It is the second city and largest railway center of the United States, and is situated on the southwest shore of Lake Michigan, at the mouths of the rivers Chicago and Calumet, five hundred and ninety feet above sea level and fifteen to seventy-five feet above the lake. It is eight hundred and fifty miles from Baltimore, the nearest Atlantic port, and two thousand four hundred and fifteen miles from San Francisco.
Chicago is noted for the magnitude of its commercial enterprises; for the greatness of its financial institutions; for the excellence of its parks and public playgrounds—particularly in the number, equipment, and splendid use of its small parks in congested localities; for its universities, its efficient public-school system, and for other educational, artistic, and morally uplifting institutions that give to it an enlightened, a cultured, and a progressive citizenship.
It is estimated that not more than 350,000 of the inhabitants are of native American parentage; about 550,000 are Germans, 250,000 are Irish, 225,000 Scandinavians, 160,000 Poles, 110,000 Bohemians, 40,000 Italians, 60,000 Canadians, and 100,000 English and Scottish. There are some fourteen languages, besides English, each of which is spoken by ten thousand or more persons.
The city has a water-front on the lake of twenty-six miles and is divided by the Chicago River and its branches into three portions, known as the North, South, and West Sides, to which must be added the “Loop,” or business part of the city. The site of the city is remarkably level, rising very slightly from the lake; and its streets are usually wide and straight. Among the chief business-thoroughfares are State, Clark, Madison, Randolph, Dearborn, and La Salle Streets, and Wabash Avenue. Perhaps the finest residence streets are Prairie and Michigan Avenues and Drexel and Grand Boulevards, on the South Side, and Lake Shore Drive, on the North Side.

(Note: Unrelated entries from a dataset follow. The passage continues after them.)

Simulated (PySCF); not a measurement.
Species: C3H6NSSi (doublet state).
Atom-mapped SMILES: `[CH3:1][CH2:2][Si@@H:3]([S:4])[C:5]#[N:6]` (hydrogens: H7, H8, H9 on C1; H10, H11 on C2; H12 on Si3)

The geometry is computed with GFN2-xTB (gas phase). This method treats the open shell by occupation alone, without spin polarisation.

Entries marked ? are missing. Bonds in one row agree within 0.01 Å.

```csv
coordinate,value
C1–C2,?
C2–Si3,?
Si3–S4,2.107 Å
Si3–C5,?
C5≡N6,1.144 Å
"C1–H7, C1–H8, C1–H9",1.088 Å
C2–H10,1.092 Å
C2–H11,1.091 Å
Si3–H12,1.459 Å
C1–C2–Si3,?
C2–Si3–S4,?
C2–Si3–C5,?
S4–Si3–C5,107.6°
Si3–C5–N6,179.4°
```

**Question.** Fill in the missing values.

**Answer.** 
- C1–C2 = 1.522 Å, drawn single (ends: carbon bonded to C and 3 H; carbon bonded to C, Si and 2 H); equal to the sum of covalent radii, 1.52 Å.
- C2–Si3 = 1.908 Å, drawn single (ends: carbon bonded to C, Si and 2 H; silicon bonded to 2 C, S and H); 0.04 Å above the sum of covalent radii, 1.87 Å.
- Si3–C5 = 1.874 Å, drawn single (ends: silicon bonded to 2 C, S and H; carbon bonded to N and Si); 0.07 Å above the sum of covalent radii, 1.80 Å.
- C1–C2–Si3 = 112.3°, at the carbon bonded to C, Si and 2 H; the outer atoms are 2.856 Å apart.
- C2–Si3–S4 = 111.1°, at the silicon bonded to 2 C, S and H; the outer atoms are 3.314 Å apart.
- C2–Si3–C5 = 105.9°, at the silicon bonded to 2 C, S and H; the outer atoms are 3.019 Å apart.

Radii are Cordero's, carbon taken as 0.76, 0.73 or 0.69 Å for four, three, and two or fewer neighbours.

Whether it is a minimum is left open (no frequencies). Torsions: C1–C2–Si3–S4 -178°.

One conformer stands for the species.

A splendid bird’s-eye view of Chicago is obtained by ascending to the top of the tower of the Auditorium on Congress Street and Michigan Boulevard. This huge building, erected in 1887-1889 at a cost of three million five hundred thousand dollars, includes a large hotel and a handsome theater. The Fine Arts or Studebaker Building, adjoining the Auditorium, on Michigan Boulevard, is one of the show buildings of Chicago, and has deservedly been described as the focus of the artistic and intellectual life of Chicago, containing as it does a theater, concert, assembly, and lecture rooms, studios of leading artists, and the meeting-places of several clubs. The beautiful Romanesque building to the north of the Fine Arts Building is the Chicago Club. A little farther to the north, at the corner of Jackson Boulevard, is the tall Railway Exchange Building, erected in 1903-1904, and cased in tiles. Next to this on the north is the new building of the Chicago Orchestra Association, on the roof of which is the house of the “Cliff Dwellers,” a literary and artistic club. A little to the south of the Auditorium, at the corner of Harrison Street, is the Harvester Building, erected in 1907, beyond which is the palatial Blackstone Hotel. A little farther to the south is the Illinois Central Station.